Trust Issues #
With the given advancements in AI, quantum computers, and who knows what will be invented in the near future of 5 years, our way of protecting against breaches is simply outdated. With our current encryption, we store data on our database and when sending it to a client, we encrypt and the client decrypts. Encryption has come a long way with async encryption, but the logic behind how we structure this transaction depends on trusting the server to be faithful or secure. You trust your government to keep your personal data safe, but they can never be 100 percent safe.
With that in mind, I came across this encrypting method called Fully Homomorphic Encryption (specifically the CKKS scheme) while researching for my dissertation topic.
Disclaimer: This is purely from a few days of reading and skimming through papers; I do not have deep knowledge.
How It Works #
The 5-year-old explanation I constructed in my head is that it is using some sort of complex math behind the curtain to turn the data into a polynomial equation with a bit of noise (this is going to be important soon).

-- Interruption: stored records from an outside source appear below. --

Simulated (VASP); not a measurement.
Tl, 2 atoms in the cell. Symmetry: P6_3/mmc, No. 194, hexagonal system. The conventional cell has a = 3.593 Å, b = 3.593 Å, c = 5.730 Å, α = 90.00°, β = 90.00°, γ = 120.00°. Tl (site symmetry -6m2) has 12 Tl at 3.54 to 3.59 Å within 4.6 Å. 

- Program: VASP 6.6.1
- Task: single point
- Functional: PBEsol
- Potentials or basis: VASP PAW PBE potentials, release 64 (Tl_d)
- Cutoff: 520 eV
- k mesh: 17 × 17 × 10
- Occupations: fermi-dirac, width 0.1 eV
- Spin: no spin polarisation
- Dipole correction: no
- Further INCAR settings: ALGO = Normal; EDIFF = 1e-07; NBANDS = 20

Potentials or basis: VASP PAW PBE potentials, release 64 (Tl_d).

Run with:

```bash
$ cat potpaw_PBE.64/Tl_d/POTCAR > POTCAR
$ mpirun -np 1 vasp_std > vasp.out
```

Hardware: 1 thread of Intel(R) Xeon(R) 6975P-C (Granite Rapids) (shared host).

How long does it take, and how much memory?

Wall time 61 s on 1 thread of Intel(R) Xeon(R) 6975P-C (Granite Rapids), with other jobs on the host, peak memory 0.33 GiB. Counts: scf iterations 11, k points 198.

Let’s say we got two of those equations (2 encrypted data); we can run multiplication and addition on them. If we decrypt the product of that, it will be the same thing as the product of the previous two unencrypted data processed. Using that, on a database, we can run a query with encrypted data directly on them. This leads to one big change in our database server structure: we do not need to have unencrypted raw data to be stored, and the database can be breached without the risk of data reveal. This is huge for biometric data storage.
The Computation Tax #
Now, obviously, there are many known attacks on FHE such as physical electricity pattern leakage, client-side attacks, and such. However, the biggest problem is the complexity itself. The compute power required is a lot; the current production systems will face a bottleneck on speed and computation.
These equations are not represented in a simple few bytes like integers. One polynomial consists of a huge number of coefficients going from 16,384 up to 65,536. It could look like this:
a(x) = a0 + a1x^1 + a2x^2 + … + a(N-1)x^(N-1)
These large coefficients are obviously way too big for a single piece of data; that is where SIMD (Single Instruction, Multiple Data) comes in handy. An encrypted ciphertext has a fixed number of Slots—for a standard 16,384-degree polynomial, you get 8,192 slots.In a biometric database use case, a single face embedding is typically a vector of 512 floating-point numbers. Since we have 8,192 slots, we can ‘pack’ 16 different face embeddings into one single ciphertext (512 x 16 = 8,192) and process all of them simultaneously. This increases the throughput substantially. If we only assign one face embedding to a ciphertext, the rest of the slots are filled with zeros, but the processing time for 16 embeddings versus 1 embedding remains exactly the same. This makes high-throughput batching the only way to make the ‘computation tax’ of FHE worth it.
The next problem is the noise. Every time the data is processed, the product equation has even more noise. Too much noise will turn the equation into random data. Before that happens, bootstrapping takes place, where we recalculate everything to its minimal noise all at once—which is incredibly computation-heavy.
Data Expansion: Standard vs. CKKS #
| Feature | Standard Computing (Plaintext) | FHE (CKKS Ciphertext) |
|---|---|---|
| Basic Unit | 64-bit Integer / Float | Polynomials (e.g., Degree 16,384) |
| Storage Size | 8 Bytes | ~2 MB to 5 MB |
| Processing Goal | Logic & Branching (if/else) | Arithmetic (+ and x only) |
| Analogy | Carrying a single coin | Carrying a 50lb bag of sand to hide one coin |
The Future: No Liability #
An interesting note: FHE is a type of Lattice-based cryptography, which is specifically designed for the threat of quantum computers. While quantum machines will eventually be able to decrypt our AES or RSA protected data with ease, they don’t have a known “shortcut” for the math behind FHE.
So while this is a very promising future, it has a lot of tradeoffs. With the right hardware architecture designed for polynomial computation instead of 64-bit integers—or using a different physical way to calculate like using light or atoms—the calculation seems far more applicable. Instead of trusting someone to keep your data safe and also not use it for themselves, data can be given with no liability.